The November 28-December 1 pilgrimage was born out of Benedict's desire to meet with the spiritual leader of the world's Orthodox Christians, Ecumenical Patriarch Bartholomew I, as the pope pursues closer relations with other Christian denominations.

But Benedict's first papal visit to a Muslim country quickly turned into a test of Catholic-Muslim relations after his September 12th speech provoked an outcry in the Muslim world. The pope quoted a 14th-century Byzantine emperor describing Islam as a religion spread by the sword.

One of the first to denounce Benedict's speech was Turkey's president for religious affairs, Ali Bardakoglu, a top Islamic cleric who said criticism of Islam threatened world peace. Benedict and Bardakoglu will meet within hours of the pope's arrival in Ankara, the Turkish capital. The pope will also deliver a speech during his encounter with the cleric, the Vatican said.

Benedict has offered his regrets that his speech caused offense and has stressed that the quotes did not reflect his personal opinion. He has also expressed esteem for Islam.

Immediately after arriving in Ankara, the pope will visit the mausoleum of the founder of modern Turkey, Mustafa Kemal Ataturk, revered by Turks who share his fierce dedication to secularism.

Concerns have been growing about the rising profile of Islam in the predominantly Muslim but officially secular country. Turkish Prime Minister Recep Tayyip Erdogan has worried secularists by supporting religious schools and speaking out against restrictions on wearing Islamic-style head scarves in government offices and schools.

On Saturday, Erdogan was booed by thousands at the funeral of the late Prime Minister Bulent Ecevit, an ardent secularist. Erdogan's government denies it has an Islamic agenda.

Erdogan has said he will not be meeting with the pope because he will be attending a NATO summit in Latvia. He had denied trying to avoid an encounter with Benedict, who will meet with Turkey's deputy premier.

Benedict will spend much of it in ceremonies and meetings with Orthodox leaders. He will meet with Bartholomew I in Istanbul on November 29th, and pray at the patriarchal Church of St. George that day.

The visit was timed to coincide with the November 30th feast of the Orthodox Saint Andrew, considered the father of the patriarchate of ancient Constantinople, now Istanbul.

On November 30th, Benedict will meet with other Christian leaders: Armenian Patriarch Mesrob II, who is based in Istanbul, and Assyrian Metropolitan Yusef Cetin.

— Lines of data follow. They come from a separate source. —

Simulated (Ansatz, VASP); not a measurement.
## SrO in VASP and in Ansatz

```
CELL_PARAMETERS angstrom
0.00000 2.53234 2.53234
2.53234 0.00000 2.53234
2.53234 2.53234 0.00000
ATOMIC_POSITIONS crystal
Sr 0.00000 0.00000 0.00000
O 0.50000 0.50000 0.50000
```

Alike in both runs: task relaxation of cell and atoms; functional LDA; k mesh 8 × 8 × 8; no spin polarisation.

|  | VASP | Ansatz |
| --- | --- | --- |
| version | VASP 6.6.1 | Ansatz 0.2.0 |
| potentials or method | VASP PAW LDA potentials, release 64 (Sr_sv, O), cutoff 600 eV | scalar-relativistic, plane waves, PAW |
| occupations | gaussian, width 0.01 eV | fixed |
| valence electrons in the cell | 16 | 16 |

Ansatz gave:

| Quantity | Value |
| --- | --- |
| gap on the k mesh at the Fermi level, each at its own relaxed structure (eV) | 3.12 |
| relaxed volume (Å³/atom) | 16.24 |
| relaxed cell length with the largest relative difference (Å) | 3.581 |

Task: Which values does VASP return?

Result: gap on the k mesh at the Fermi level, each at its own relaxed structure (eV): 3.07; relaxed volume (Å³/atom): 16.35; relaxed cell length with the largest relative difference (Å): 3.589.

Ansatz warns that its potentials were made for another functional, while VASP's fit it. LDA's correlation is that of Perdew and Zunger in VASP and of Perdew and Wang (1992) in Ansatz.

Benedict will also meet Turkey's chief rabbi while in Istanbul, where two synagogues were destroyed in twin suicide bombings in November 2003.

On his last evening in Turkey, the pope will dine with Catholic clerics. In February, an Italian priest was slain as he prayed in his church in the Black Sea town of Trabzon, and a 16-year-old Turk was charged with the murder.